• November 17, 2024

Consumers

 Consumers
Malcolm Griffiths

For many people, the threats they face in day-to-day life are far more immediate than their long-term health. The mission of harm reduction should be to empower people to make their own choices about what products they consume and their own health decisions, even if those decisions don’t align with what public health experts would say is optimal. This was the general focus during a plenary panel discussion at the GTNF called Consumers: The Key Stakeholders.

Most of the session centered consumers standing up and advocating for the industry, the global attacks on flavored e-liquids and growing threats from the World Health Organization (WHO), which remains suspicious of tobacco harm reduction. Panelists agreed that while some consumers prefer to remain on the sidelines, many others are willing to get organized and campaign for tobacco harm reduction and the vaping industry. “The consumer voice is very powerful,” a panelist said.

A major concern for the vaping industry is the concerted campaign against flavors. Flavors, according to one panelist, are used to by the industry’s enemies to redirect the conversation toward children. “They’ll say vaping flavors attracts children, and then they get us to play in their playground,” he said. “It’s very different. You [consumers] have got to keep asserting that adults use flavors.”

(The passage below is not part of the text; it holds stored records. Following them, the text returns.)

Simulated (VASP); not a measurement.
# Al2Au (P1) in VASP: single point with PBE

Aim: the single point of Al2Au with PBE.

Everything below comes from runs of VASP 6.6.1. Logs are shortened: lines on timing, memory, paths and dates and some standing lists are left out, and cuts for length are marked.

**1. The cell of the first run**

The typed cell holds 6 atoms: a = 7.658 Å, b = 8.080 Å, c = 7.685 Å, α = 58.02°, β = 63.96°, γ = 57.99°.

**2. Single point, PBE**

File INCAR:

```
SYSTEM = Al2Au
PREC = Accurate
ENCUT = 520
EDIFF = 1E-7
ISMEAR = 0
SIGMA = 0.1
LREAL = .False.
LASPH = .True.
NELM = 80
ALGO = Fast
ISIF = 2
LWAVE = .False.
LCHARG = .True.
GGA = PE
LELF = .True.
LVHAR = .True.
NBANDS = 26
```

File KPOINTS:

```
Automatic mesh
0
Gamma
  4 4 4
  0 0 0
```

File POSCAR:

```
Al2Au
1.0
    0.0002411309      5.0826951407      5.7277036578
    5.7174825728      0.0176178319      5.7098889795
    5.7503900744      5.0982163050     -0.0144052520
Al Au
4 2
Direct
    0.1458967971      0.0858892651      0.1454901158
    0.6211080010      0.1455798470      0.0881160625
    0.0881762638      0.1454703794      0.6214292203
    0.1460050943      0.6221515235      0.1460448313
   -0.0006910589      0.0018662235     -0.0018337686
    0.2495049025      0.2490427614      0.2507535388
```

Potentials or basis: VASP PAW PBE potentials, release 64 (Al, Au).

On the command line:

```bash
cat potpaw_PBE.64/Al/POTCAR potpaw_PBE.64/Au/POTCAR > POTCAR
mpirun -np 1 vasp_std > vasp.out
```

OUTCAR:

The WHO is a threat no matter what, the panel agreed. The global health body is now even talking about redefining smoke to include anything that’s heated and emits a vapor. “This means that any customizability of a product will be restricted and have limits on it, which basically means all the vape products will be the same,” explained one panelist. “These [recommendations] have to be resisted. The WHO doesn’t make laws, but it’s very influential, and these things can’t just be waved away.”

The scientific studies the WHO uses to justify its negative view toward next-generation products as tools for harm reduction are “fantasy and cherry-picked” studies, according to another speaker. “The people who are against harm reduction will never sleep. They’re always working, and they’re highly funded,” a panelist said. “[Consumers] have to stay alert, and they have to stay organized because, at the end of the day, there are more consumers than there are activists against harm reduction, and we’ll vote. So, consumers really have a big role to play.”

Consumers are the key stakeholders. However, when talking about consumers, regulators must acknowledge that not every smoker is the same, according to the panel. Many smokers don’t want to quit combustibles. “The important thing is to understand why and respect their choice,” a panelist said.

One speaker said that the industry also needs more responsible vape reviewers on YouTube because the current ones “are absolutely appalling.” The speaker urged consumers to make their voices heard in politics. “You’ve got to have somehow to get ahold of your Parliamentarians or your politicians in your country and get them to campaign on your behalf because there are many, many consumers, but you haven’t got great voice in government, and that’s what you really need to try and get,” he said.

At the end of the session, an audience member asked the panel if it could see a situation where consumers would sue regulators over counterproductive rules, such as flavor bans. “I have mentioned the fact that it would be interesting if someone could do a test case, but I don’t know whether that someone could come from the consumer side and sue [over regulatory action],” the panelist said. “It’s also expensive, and someone will end up having to pay if you lose.”